To add to the confusion, I'm using the red and black leads of my connector.
There's a convenient threaded hole right above the area that serves admirably
as a ground point for the green. Now the kick-panel connection has to be
installed and the switch turned on, or the engine won't run.
Beware of the generous wads of grease on the parking-brake assembly when working in this area, which can get all over your hands if you brush the pedal pivot or ratchet.
The LED is strategically located in the panel so that it's visible from the
normal driving position of my eyes. At this point I mostly ignore it but
being able to see this has been essential for the early observations after
the switch went in:
|Take note of the foot through the steering wheel in the previous picture. With the switch at this position in the kick-panel, it is quite easy to access with my little toe. This picture also shows the fairly oddball item I found for the application -- some sort of splash-protected mil-spec toggle switch with a waterproof and EMI-shielded cover. Under the rubber condom is a metal mesh that goes around the actual toggle lever, presumably delivering a total TEMPEST-shielded solution if the switch were mounted in a metal box. Whatever -- I can still toggle it on and off on the fly by feel without reaching down with my hand, and that's proven handy in the few situations when the switch is needed to force-stall the engine and float along in Neutral.|
Okay, so what happens when the Prius engine goes tango uniform in the middle
of normal operation? The short answer is usually P3190 or P3191, but it all
depends on what the running conditions are at the time.
Let's remember that the definition of Neutral in a Prius is, "no control is applied to the electric motors". That's what it is, electrically. Both inverter gates drop, and the motors free-spin. Mechanically, of course, nothing changes at all since there's no physical gear-shifting. Starting or stopping the gasoline engine is a secondary consideration, which cannot happen if the hybrid ECU is commanded to not have any control over the electric motors. This also implies that the best method available for sensing engine output torque is electric motor/generator current vs. switching phase, as the motors have to essentially fight the engine's rotation to transfer torque through the PSD and deliver usable power to the wheels.
Thus, if the engine up and and dies when the Prius expects it to be delivering power, an error condition is set. If the fuel-cut switch is left turned off long enough to stall in any shift position other than Neutral, the resultant "christmas tree" of dashboard lights is similar to what happens when the car runs out of gas.
If the shift state is in Neutral, then fuel flow to the engine can freely cease and it eventually stutters and rattles its way to a stop and the hybrid controller just doesn't care. The hybrid controller *knows* the engine isn't running since it also monitors a copy of the crank sensor for RPM and position, but it's not an error condition unless the hybrid system was depending on solid engine output at the time. If control is later granted by shifting out of Neutral, the hybrid ECU has the option of restarting the engine if needed.

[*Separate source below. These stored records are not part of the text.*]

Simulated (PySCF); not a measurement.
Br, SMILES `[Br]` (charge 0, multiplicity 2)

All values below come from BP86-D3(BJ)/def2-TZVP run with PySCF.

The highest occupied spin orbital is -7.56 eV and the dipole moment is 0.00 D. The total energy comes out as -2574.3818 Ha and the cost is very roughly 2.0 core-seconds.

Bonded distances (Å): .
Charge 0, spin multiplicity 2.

If the pump switch is off and the Prius goes to start the engine but finds that it won't stay running, it's a slightly different error condition -- the dreaded P3191, "engine failed to start". Owners of older cars whose throttle-bodies have never been cleaned may be all too familiar with that one, as that can cause a similar no-start condition but for the wrong reason. The car may try to light the engine up to three times before deciding it's out to lunch and throwing the DTC.
Either way, once the system is in one of these error states it allows much more use of the battery for propulsion -- close to its current limit of 100 amps, and down to a frighteningly low state of charge before ultimately cutting off that energy source too. This is the "high speed EV mode" that some of the plug-in conversion vendors are claiming to be able to do, but it's a cheat -- they deliberately throw the car into an error condition and take advantage of the fact that it allows substantially more battery use for a while. Toyota probably allows that slight excursion outside the normal parameters as a safety feature, allowing a driver to limp off a highway and go a short way in EV after running out of fuel. But it really isn't the way you want to be routinely running the car.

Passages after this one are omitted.